[Gllug] VACANCY: Junior Systems Support for Unit.tv
Vidar Hokstad
vidar at aardvarkmedia.co.uk
Fri Jul 4 12:19:06 UTC 2008
On 4 Jul 2008, at 10:53, Jason Clifford wrote:
> On Fri, 2008-07-04 at 10:09 +0100, Paul Lee wrote:
>> I've seen a marked increase in for example Polish staff (as in the
>> building and construction industry). Don't get me wrong, these people
>> are very able and hard working in many cases, but they are
>> undoubtedly
>> being exploited by UK employers and are undercutting many UK based
>> candidates.
>
> I know lots of Polish people who work here. They are all earning
> normal
> market rates (considerably more than I am paying). None of them are
> stupid and none of them would work for less than anyone else in the
> same
> job.
I have to agree with you - where I work more than half the staff is
from outside the UK (me included), but we've never looked for staff
based on nationality, nor are they paid differently. The reason we've
ended up with a very diverse staff is that when we've looked for
people there have been more candidates from outside the UK than from
within on the market.
The Polish people looking for jobs here aren't stupid (or we wouldn't
hire them...). They quickly find out what their going rate is here,
and while I'm sure the odd person will be tricked into taking low paid
jobs at some companies, I doubt that will keep happening very long.
>> These are the downsides of globalisation, yes we get cheap goods from
>> China , but we also have the destruction of professions and the
>> middle
>> classes with more or less every "career" reduced to a casual, "burger
>> flipping" level of existence.
>
> Really? I don't see that in any genuinely professional career.
Having outsourced in the past, here's what I always tell people when
this comes up:
Salaries for qualified candidates from "low cost" countries are rising
so fast that any "destruction" happening will stop very quickly, and
the net result on the contrary will soon be a reversal. Why?

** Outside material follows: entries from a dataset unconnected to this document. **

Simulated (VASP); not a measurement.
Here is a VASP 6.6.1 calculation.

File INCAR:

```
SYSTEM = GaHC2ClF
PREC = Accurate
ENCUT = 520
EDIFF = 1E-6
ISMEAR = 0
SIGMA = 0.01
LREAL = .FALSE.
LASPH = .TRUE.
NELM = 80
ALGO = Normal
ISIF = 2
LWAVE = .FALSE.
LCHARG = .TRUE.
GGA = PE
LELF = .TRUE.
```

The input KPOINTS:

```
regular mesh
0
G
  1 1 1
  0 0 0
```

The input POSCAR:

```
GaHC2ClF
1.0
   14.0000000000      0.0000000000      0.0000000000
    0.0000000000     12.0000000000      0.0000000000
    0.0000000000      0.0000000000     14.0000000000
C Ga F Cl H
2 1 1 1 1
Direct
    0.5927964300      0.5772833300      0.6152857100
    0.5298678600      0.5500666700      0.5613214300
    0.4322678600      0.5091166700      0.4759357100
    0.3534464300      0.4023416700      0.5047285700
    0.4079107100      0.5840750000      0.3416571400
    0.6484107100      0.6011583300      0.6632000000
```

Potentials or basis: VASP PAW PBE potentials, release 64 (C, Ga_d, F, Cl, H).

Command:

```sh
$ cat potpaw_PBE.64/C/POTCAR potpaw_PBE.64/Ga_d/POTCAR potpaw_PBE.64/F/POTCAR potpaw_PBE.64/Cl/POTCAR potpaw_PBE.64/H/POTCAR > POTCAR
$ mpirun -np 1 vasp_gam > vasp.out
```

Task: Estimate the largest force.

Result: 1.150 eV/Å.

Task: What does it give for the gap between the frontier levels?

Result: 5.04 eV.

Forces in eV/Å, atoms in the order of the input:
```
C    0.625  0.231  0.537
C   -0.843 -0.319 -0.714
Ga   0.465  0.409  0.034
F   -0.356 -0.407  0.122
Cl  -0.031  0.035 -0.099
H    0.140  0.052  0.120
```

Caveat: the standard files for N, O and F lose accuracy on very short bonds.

Well, when I was at Yahoo I had team members from the Yahoo office in
Bangalore reporting to me. We had a nightmare keeping them, because
salaries were rising so fast there due to lack of people that people
saw fit to move jobs every 6 months to negotiate raises. The _average_
increase at that point in time (2003-2005) was 15-20% for many types
of IT/software related positions. At that point, to get a reasonable
developer we ended up paying around $15k-$20k/year. A comparable
developer in rural parts of the US would have cost us $40k or so at
the same time, or $80-90k in Silicon Valley.
Despite that salary difference, several of the candidates we got were
actually people moving back to India from Silicon Valley because their
standard of living in Bangalore at $20k was better than in Silicon
Valley at $80k-$90k.
Those salaries have continued to rise far above the rate at which they
have been increasing in Europe and in the US.
For the last two years I worked at a company who outsourced to China.
PHP developers in Beijing are now at least as expensive as developers
in India were three years ago, and are as hard to retain as developers
in India were then. Indian companies are now increasingly outsourcing
to China, Ukraine, Russia and even African countries to retain their
margins. But in Beijing the market is more or less dry already,
despite a huge influx from elsewhere in China - there are _lots_ of
qualified people, but the local businesses are picking up all the
people they can get. Last year we paid typically around $100k/year in
Silicon Valley, and $20k-$25k for developers in Beijing. Even at that
rate it was hard to avoid people from resigning before they'd even
started the job because they'd found better offers, or just found
somewhere closer to where they lived. This is for people who hardly
speak English - the ones that do are rare finds.
As with India, people have started moving back from the US - the two
guys who ran the company that handled the staff we had in China were
graduates from top US universities who'd given up high paid jobs in
Silicon Valley to move back. When we saw the standard of living they
got in Beijing, we quickly understood why.
With situations like that in their home countries, you're not going to
see an ongoing flood from these countries to the UK, US or elsewhere,
and the ones that do come are certainly not going to put up with lower
salaries.
Poland is in much the same situation - salaries in high demand sectors
are going up at a much faster pace than in the UK.